Sunday, 19 July 2009

Philippine GDP to grow at least 4% in 2009

BERNARDO M. VILLEGAS
Manila Bulletin
http://mb.com.ph/articles/202994/philippine-gdp-grow-4-2009

The bad news: for the first time in the lifetime of most of us, the world's Gross Domestic Product will decline in 2009 as a result of the global economic crisis especially victimizing the developed nations in the world, including East Asian tigers like Japan, Singapore, Taiwan, Hong Kong and South Korea. The positive growth of 4 to 8% of emerging markets like China, India, Indonesia and the Philippines will not be enough to counteract the steep declines of as much as minus 7 to 9% of the industrial nations.

The good news is that the Philippines is one of the few countries in East Asia that will register a positive growth rate. I am willing to bet that our GDP will grow at 4% or more, despite the gloomy prognostications of some of the leading international agencies and multinational banks. The forecast of 1 to 2% coming from these international institutions have given short shrift to relatively strong performance of the agricultural sector on the income side and of private consumption expenditure on the demand side. With the focus of the stimulus package of the Government on agricultural production and countryside infrastructure, incomes in the rural areas can grow at 4% or more. With OFW remittances remaining at the same level as last year of over $16 billion, the purchasing power of the households of the OFWs will increase by some 6% as a result of the depreciation of the peso.

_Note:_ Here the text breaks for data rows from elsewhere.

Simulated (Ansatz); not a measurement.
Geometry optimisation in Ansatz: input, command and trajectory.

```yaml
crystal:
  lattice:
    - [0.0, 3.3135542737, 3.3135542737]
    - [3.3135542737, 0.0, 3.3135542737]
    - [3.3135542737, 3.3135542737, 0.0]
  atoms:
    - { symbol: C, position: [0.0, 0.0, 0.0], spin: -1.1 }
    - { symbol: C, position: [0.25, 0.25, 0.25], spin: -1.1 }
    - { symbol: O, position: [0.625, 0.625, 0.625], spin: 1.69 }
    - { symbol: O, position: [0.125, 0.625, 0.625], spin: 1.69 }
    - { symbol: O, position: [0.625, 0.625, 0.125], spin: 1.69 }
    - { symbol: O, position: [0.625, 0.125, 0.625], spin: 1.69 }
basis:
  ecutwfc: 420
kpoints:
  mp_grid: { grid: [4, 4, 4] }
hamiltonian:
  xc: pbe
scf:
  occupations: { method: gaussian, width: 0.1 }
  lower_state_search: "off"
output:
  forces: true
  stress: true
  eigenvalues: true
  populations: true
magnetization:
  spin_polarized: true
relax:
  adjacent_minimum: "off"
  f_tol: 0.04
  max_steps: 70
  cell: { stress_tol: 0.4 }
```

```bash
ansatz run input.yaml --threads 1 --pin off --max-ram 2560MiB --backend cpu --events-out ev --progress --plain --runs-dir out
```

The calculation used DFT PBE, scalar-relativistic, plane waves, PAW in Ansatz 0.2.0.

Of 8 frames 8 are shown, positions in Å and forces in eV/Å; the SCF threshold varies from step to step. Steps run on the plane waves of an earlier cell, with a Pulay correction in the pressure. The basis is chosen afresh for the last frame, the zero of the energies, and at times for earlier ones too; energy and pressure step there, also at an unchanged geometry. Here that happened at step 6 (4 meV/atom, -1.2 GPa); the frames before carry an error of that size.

The marginal propensity to consume of these households is quite high. That is why private consumption expenditures will increase by at least 4 %. The foreign analysts do not fully understand the dynamics of OFWs. Filipinos overseas workers are in a category much higher in quality than the average immigrant worker from such countries as India, Mexico, Turkey, Romania, Peru, etc. My almost two years of recent residence in Spain gave me an opportunity to observe closely the exceptional qualities of Filipino immigrant workers as compared to other nationalities. They are usually in personal services that require above-average human qualities of smooth interpersonal relations such as in nursing, caregiving, waitering, customer relations, teaching, and domestic services. Not only are Filipinos well known for their very cheerful dispositions. They also practise personal hygiene that is uncommon to other cultures. Anyone who has traveled far and wide in the Philippines would know that even the poorest of the poor in this country take a bath everyday, even if they have do it in the middle of the public square, using public faucets. As a matter of fact, there are restaurants in Barcelona--where I just spent almost two years as a Visiting Professor in a business school--that employ only Filipinos as waiters.

My message to the foreign analysts is that their forecasting models do not take into account the fact that Filipino workers will be the last ones to be laid off, especially in countries whose demand for immigrant workers comes predominantly from the swelling ranks of senior citizens who now account for close to 20% of the population in almost every European country, not to mention in Japan and other Northeast Asian countries. That is why even if Filipino workers in the textile and other manufacturing industries in such countries as Taiwan and South Korea will be sent home, the number of new Filipino workers that will deployed in nursing, caregiving, teaching, and domestic services in the aging societies will at least equal if not outnumber the OFWs coming home. Even in the international shipping industries, in which Filipinos account for 25 % of the manpower, the feedback I get from the shipping companies in Manila is that the new seamen being deployed outnumber those who are being sent home as ships are being mothballed massively in such international ports as Singapore and Hong Kong.

Another reason why I think that the Philippine GDP will grow at 4% or more in 2009 is the additional stimulus that will come from the billions of pesos that the candidates for the May 2010 elections, which spending can be expected to start during this coming Holy Week and will gather steam by Christmas 2009. Considering the lead time needed for campaigning in this country, the bulk of the expenditures will actually be in 2009. Already one could notice all the pictures of potential candidates in the Metro Manila area appearing in posters containing their hearty congratulations to the students of high schools and universities graduating in March 2009. My own personal calculation of all the spending of presidential, senatorial, House of Representatives, and local officials is about 80 billion pesos.

In fact, some of my professional colleagues think that this amount is an underestimate. Be that it may, such an amount will go a long way to stimulate consumption spending just at the right time when the economy needs a boost. My advice to companies that market consumer goods and services is to be aggressive and creative in capturing all this purchasing power that will come especially from the Philippine countryside.

I am glad that our leading mall operators have spread their retailing outlets far and wide in the rural areas and are not focusing only on Metro Manila. The regions that will especially benefit from the growth of 4% or more will be Northern Luzon, Central Luzon, Southern Tagalog, Central Visayas, Northern Mindanao and Southern Mindanao. Especially benefiting from the expansion in consumer demand in the regions outside of the National Capital Region are the logistics or supply chain companies. Expect the Philippine Nautical Highway to be especially busy in 2009, not only in the transport of goods but in the increasingly buoyant domestic tourism. As they cut back on traveling abroad, many middle-income Filipinos (there is an estimate of 14 million of them) will be traveling to tourist spots in Palawan, Bohol, Negros Oriental, Southern Tagalog and other regions.